Throughout its 110-year history, the Italian car manufacturer Maserati has participated in various forms of motorsport including Formula One, and various forms of sportscar racing and touring car racing, both as a factory team and through private entrants.

Maserati was very successful in pre-war Grand Prix racing using a variety of cars with four, six, eight, and 16 cylinders, winning the Indianapolis 500 twice (1939 and 1940), and the Targa Florio from 1937 to 1940. Post-war, Maserati participated in sports car racing from 1954 and in 1956 the factory team was the runner-up in the World Sportscar Championship with the legendary 300S. 

The Trident was also successful in Formula One, with a total of 9 Grand Prix wins and Juan Manuel Fangio winning the 1957 World Championship of Drivers and part of the 1955 World Championship of Drivers with a Maserati 250F. In the 1960s, Maserati supplied V12 engines to the Cooper Formula One team and achieved some success with the Cooper-Maserati T81.

After a hiatus of 37 years Maserati returned to sportscar racing in 2004 with the MC12 (the MC stands for Maserati Corse) developed from the “MCC” (Maserati Corse Competizione) and road-going “MCS” (Maserati Corse Stradale). This limited production two-seater sports car, based on the chassis of the Ferrari Enzo, is the spiritual forebear of the MC20.

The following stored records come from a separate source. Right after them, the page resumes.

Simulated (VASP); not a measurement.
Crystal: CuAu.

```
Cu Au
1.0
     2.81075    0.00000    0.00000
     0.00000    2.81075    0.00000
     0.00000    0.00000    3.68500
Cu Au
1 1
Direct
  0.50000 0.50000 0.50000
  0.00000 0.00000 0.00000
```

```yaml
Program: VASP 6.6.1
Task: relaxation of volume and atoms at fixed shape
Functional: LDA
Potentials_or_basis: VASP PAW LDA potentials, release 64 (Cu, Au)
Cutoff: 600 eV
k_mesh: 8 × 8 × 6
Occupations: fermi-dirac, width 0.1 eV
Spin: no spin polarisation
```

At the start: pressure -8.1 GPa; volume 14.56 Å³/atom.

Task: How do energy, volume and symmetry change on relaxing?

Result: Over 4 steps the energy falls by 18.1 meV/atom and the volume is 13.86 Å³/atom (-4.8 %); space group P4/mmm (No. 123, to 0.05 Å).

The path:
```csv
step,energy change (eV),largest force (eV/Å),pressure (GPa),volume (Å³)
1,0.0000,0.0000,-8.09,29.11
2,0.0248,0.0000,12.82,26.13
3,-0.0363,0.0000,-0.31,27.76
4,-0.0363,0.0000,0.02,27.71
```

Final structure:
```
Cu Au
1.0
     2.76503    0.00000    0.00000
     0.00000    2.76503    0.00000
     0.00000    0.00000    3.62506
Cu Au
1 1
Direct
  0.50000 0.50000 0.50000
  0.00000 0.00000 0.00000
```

In 2004, 25 cars were produced and a further 25 were built in 2005. With 12 racing cars built, only 62 were ever produced. The MC12 dominated the FIA GT Championship for five years from 2005, winning five teams’ championships and four drivers’ championships in a row, as well as the inaugural FIA GT1 World Championship for Drivers in the 2010 FIA GT1 World Championship.